Most of the testimonials are from former smokers who quit by switching to vaping. A few of the stories are about switching to smokeless tobacco. (CASAA welcomes all THR success stories). The collection also contains third-party accounts by friends or relatives of people who switched, as well as testimonials about substantially reducing smoking by partially substituting a low-risk alternative.

CASAA, the leading American consumer group supporting vaping and THR more generally, intended the project to aid political advocacy, inform science and provide inspiration.

At the time the collection was started there was still widespread doubt that e-cigarettes were causing many people to quit smoking. In public hearings for legislation that would restrict vaping or product sales, live testimony from individuals who successfully switched to e-cigarettes was powerful and effective. But only a few stories can be presented in-person. Within two weeks of CASAA starting the project, advocates were already printing out testimonials to submit as written testimony. In 2015, when CASAA testified at the Office of Information and Regulatory Affairs in the failed last-ditch effort to stop FDA’s deeming regulation, they submitted four shelf-feet – 8000 pages – of testimonials from the collection.

[Disclosure: I conceived of and helped design the testimonials projects when I worked for CASAA, and I led the OIRA testimony effort.]

To date, it does not appear that the testimonials have been used in any formal scientific analysis. But with the constant improvements in computer-aided free-text analysis, it is only a matter of time before someone applies those tools.

Some people who half-understand science like to quip, “The plural of anecdote is not data.” But this is simply wrong. It is technically true only because the “plural” is not actually needed. One anecdote is data. Vaping opponents often try to dismiss someone’s vaping success story as “a mere anecdote.” The sheer number of testimonials in the collection is an immediate rebuff to this dismissal. But vapers who retort “I am not an anecdote” are selling their own stories short.

Testimonials offer tremendously useful data about harm reduction behavior that is absent from checkbox surveys. It allows the reader to understand feelings and timelines associated with THR success. Like any data, these testimonials cannot answer every question. We cannot use them to estimate what portion of those who try to switch succeed. They do not offer an estimate of the total number of switchers (beyond showing it is at least as many as there are testimonials).

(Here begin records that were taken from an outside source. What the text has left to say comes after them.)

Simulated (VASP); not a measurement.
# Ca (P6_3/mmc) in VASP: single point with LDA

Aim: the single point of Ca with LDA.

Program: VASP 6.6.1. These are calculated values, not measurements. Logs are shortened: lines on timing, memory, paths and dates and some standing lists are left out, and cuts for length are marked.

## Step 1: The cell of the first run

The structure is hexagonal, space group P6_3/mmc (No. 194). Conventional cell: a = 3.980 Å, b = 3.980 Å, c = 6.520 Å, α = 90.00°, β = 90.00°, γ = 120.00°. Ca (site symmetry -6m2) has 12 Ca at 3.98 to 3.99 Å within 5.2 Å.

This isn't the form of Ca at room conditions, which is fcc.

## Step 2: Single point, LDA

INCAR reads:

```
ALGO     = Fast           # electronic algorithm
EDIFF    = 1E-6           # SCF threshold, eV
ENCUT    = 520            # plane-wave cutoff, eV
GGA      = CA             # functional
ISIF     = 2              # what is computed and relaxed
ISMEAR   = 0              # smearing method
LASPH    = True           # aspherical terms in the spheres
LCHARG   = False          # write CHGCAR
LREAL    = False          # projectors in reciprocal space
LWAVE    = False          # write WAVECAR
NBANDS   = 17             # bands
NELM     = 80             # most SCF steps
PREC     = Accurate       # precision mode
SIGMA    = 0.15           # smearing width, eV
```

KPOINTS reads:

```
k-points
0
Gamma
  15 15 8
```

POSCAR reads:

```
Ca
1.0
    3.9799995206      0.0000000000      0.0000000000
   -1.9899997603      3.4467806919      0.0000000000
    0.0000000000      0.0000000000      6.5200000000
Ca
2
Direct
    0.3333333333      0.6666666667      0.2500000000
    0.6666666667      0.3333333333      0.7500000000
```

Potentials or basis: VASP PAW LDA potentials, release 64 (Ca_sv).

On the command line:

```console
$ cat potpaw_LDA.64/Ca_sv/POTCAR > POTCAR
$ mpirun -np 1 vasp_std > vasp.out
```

But we can learn the details of many vapers’ experiences, including that many tried repeatedly to quit smoking and gave up, only to then discovered vaping. If these stories were about discovering a way to quit using heroin or cut down on sugar, they would be shouted from the rooftops by the same people who are dismissing them.

Indeed, it is clear that most tobacco control researchers are completely unfamiliar with what they could learn from a few hours of reading these testimonials. The nanny state wing of public health is about the only area of scientific inquiry where it is considered acceptable to analyze data, let alone design a study, without any intuitive familiarity with the subjects of study. When they do seek insight, they concoct costly studies instead of just listening to what people will happily tell them.

The Daily Vaper plans to periodically publish excerpts from the CASAA testimonial collection, sometimes with further analysis and sometimes letting them speak for themselves. (If you would like us to consider featuring a particular testimonial, yours or one you have read, please suggest it by emailing tips@dailyvaper.com.) Those wishing to see more highlights can do so by visiting the CASAA homepage, where a few short excerpts run in a sidebar or by just browsing the collection.

To start, the following is excerpted from one of the first entries in the collection, from Karen Carey, a member of the CASAA leadership group that launched the project. It tells the very familiar story of someone who thought she would die a smoker before she discovered vaping:

I failed at numerous attempts to quit. I tried cold turkey, the patch, the gum, Chantix, hypnosis, you name it, I tried it. Short term success always turned into long term failure, which I now know is the typical experience most long-term smokers have with FDA-approved NRT.

After 36 years I had given up on quitting. I resolved myself to the fact that I would always be a smoker.

In August 2010 I saw an article in a local newspaper about an electronic cigarette store that had opened in my town. I was curious, so I bought a kit. I was amazed at how easily I was able to transition to this device. I quickly went from the familiar menthol flavor to cinnamon, vanilla and fruit-flavored e-liquid. As my taste buds improved, I no longer wanted anything that remotely tasted like a cigarette.

I was no longer smoking, and unlike any of the times I had quit previously, I had absolutely no desire to smoke.